The unknotting number, hard unknot diagrams, and reinforcement learning
This work addresses knot theory problems for mathematicians by providing computational tools to analyze unknotting numbers, though it is incremental as it builds on existing reinforcement learning methods applied to a new domain.
The researchers tackled the problem of determining the unknotting number of knots by developing a reinforcement learning agent that finds minimal unknotting sequences for diagrams with up to 200 crossings, resulting in determining the unknotting number for 57,000 knots and generating a dataset of 2.6 million hard unknot diagrams.

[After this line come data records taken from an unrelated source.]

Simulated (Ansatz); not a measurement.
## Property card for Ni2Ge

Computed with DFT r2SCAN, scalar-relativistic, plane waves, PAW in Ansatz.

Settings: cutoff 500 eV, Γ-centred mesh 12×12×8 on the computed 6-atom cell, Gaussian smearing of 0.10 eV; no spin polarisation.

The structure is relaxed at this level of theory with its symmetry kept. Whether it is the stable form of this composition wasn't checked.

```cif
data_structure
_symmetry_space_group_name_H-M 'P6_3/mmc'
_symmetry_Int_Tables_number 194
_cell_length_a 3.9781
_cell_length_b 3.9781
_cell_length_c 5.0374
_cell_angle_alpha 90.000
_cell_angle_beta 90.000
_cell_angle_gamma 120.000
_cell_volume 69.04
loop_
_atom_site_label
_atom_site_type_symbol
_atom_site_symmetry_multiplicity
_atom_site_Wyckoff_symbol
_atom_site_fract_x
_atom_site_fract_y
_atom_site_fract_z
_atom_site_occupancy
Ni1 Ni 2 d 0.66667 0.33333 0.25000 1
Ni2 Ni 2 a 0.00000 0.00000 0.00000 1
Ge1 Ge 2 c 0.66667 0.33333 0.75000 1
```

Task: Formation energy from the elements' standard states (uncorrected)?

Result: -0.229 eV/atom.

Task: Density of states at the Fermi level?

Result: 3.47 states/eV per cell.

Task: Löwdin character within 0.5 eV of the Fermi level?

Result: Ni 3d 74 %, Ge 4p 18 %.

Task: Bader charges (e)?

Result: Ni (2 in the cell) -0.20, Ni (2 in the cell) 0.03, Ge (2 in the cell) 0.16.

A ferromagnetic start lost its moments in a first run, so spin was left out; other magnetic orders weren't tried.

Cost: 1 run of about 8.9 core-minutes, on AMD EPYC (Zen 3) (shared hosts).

We have developed a reinforcement learning agent that often finds a minimal sequence of unknotting crossing changes for a knot diagram with up to 200 crossings, hence giving an upper bound on the unknotting number. We have used this to determine the unknotting number of 57k knots. We took diagrams of connected sums of such knots with oppositely signed signatures, where the summands were overlaid. The agent has found examples where several of the crossing changes in an unknotting collection of crossings result in hyperbolic knots. Based on this, we have shown that, given knots $K$ and $K'$ that satisfy some mild assumptions, there is a diagram of their connected sum and $u(K) + u(K')$ unknotting crossings such that changing any one of them results in a prime knot. As a by-product, we have obtained a dataset of 2.6 million distinct hard unknot diagrams; most of them under 35 crossings. Assuming the additivity of the unknotting number, we have determined the unknotting number of 43 at most 12-crossing knots for which the unknotting number is unknown.